Adding arbitrary Number class vars

Question

I want to sum a list of Number object and for each to use only the real value (if it's an Integer I want to use only .intValue() method and not .doubleValue e.x...) and I don't want to use instanceof.

The return value needs to be of Number type.

How can I do it with double dispatch or strategy pattern or something similar?

I can't extend each implementing class of Number and I can't sum two Number vars.

there are only 6 .xValue() methods in Number and I want to use each of them accordingly.

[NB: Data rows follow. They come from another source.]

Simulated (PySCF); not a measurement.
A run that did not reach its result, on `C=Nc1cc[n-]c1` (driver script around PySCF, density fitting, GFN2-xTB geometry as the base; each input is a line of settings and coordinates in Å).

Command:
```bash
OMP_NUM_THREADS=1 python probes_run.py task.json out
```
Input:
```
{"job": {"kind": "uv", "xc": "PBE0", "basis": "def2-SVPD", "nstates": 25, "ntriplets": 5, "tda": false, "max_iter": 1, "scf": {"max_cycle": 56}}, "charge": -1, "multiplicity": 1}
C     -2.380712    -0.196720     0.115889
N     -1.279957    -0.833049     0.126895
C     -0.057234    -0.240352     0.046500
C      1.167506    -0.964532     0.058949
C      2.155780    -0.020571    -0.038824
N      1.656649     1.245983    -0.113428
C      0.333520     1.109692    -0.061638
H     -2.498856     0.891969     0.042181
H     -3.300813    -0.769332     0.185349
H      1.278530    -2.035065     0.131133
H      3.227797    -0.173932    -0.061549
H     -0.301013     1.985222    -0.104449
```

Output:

What is the "real value" when you need to add up a List that contains a Double and a Long? — Thilo, Jan 28 '19 at 12:29
sum(Short, Short) -> Short sum(Integer, Short) -> Integer sum(Integer, Double) -> Double . . . — Roy Ash, Jan 28 '19 at 12:32
I suppose `new BigDecimal(number.toString())` works with all types. The result will be a `BigDecimal` (which is a `Number`). — Thilo, Jan 28 '19 at 12:32
You are not supposed or required to use the right one depending on the exact type of the Number. That is kinda the point of an abstract class. Just always call the value which return a long. Then you can add the 2 long values you get, and create a new number with the result. — MTilsted, Jan 28 '19 at 12:33
@MTilsted: `longValue()` will not work (very well) for `double`. — Thilo, Jan 28 '19 at 12:34
I don't want to use BigDecimal because it will give me a double type result and i want to be flexible — Roy Ash, Jan 28 '19 at 12:38
How can you avoid a "double type result" if you put in a double and want to preserve "the real value"? You could inspect the `BigDecimal` at the end to see if it fits into a `Long` or `Integer` and "down-convert" again. But it will be inconvenient for the caller of your method if the return type is so loose. — Thilo, Jan 28 '19 at 12:40
That depend on what the original poster want. If you call longValue() you get the truncated long value(So the integer part of value only, which was what I though the author wanted). But to get the exact result just call doubleValue() instead of intValue() and then add the 2 doubles together and create a new Number with the result — MTilsted, Jan 28 '19 at 12:40
@MTilsted: `doubleValue()` will not work very well for (large) `long`s. — Thilo, Jan 28 '19 at 12:41
This is starting to look like an X-Y-problem. What do you really need to do? — Thilo, Jan 28 '19 at 12:43
why do you even care what the actual return type is? If you return `Number`... well... `BigDecimal` is a `Number`... the rest is detail... what should the benefit be for the caller to get something specific which is then again just hidden behind a `Number`? — Roland, Jan 28 '19 at 12:43
@Roland i was just thinking if it was possible and how to implement it. I didn't want to return only double like type and personally I think it's an interesting problem — Roy Ash, Jan 28 '19 at 12:50
I'm using Number because i'm getting the list via varargs and want to be able to calculate all sort of Numbers. in addition if the user will give me only ints, I want to be able to give him back an int. More so, as @Thilo said 'doubleValue() will not work very well for (large) longs.' — Roy Ash, Jan 28 '19 at 13:03
but then again: the caller wouldn't even know what is returned (so why even bother?)... if you sum up two `BigDecimal`s... what should the return type be? `Double`? that rather asks for trouble... please don't implement such an arbitrary sum... — Roland, Jan 28 '19 at 13:22
I think it's worth more to align all the number types deliberately beforehand than to hope that a generic sum will deal with it correctly. Even more so if you do not want to use `instanceof` or `BigDecimal`, e.g. you may want to even use `Double.intValue()` to sum,... it all depends on the context and on your requirements. — Roland, Jan 28 '19 at 13:25
@Roland but if I want to sum Long numbers, would it be accurate? — Roy Ash, Jan 28 '19 at 13:35
Let us [continue this discussion in chat](https://chat.stackoverflow.com/rooms/187429/discussion-between-roland-and-roy-ash). — Roland, Jan 28 '19 at 13:42

score 5 · Answer 1 · answered Jan 28 '19 at 15:35

5

Since the actually returned type is relevant to the caller and has not much use for the caller when it still is non-obvious due to a declared type of Number, it should be under the caller’s control and combined with a generic type signature, which allows the caller to actually use a particular return type. E.g.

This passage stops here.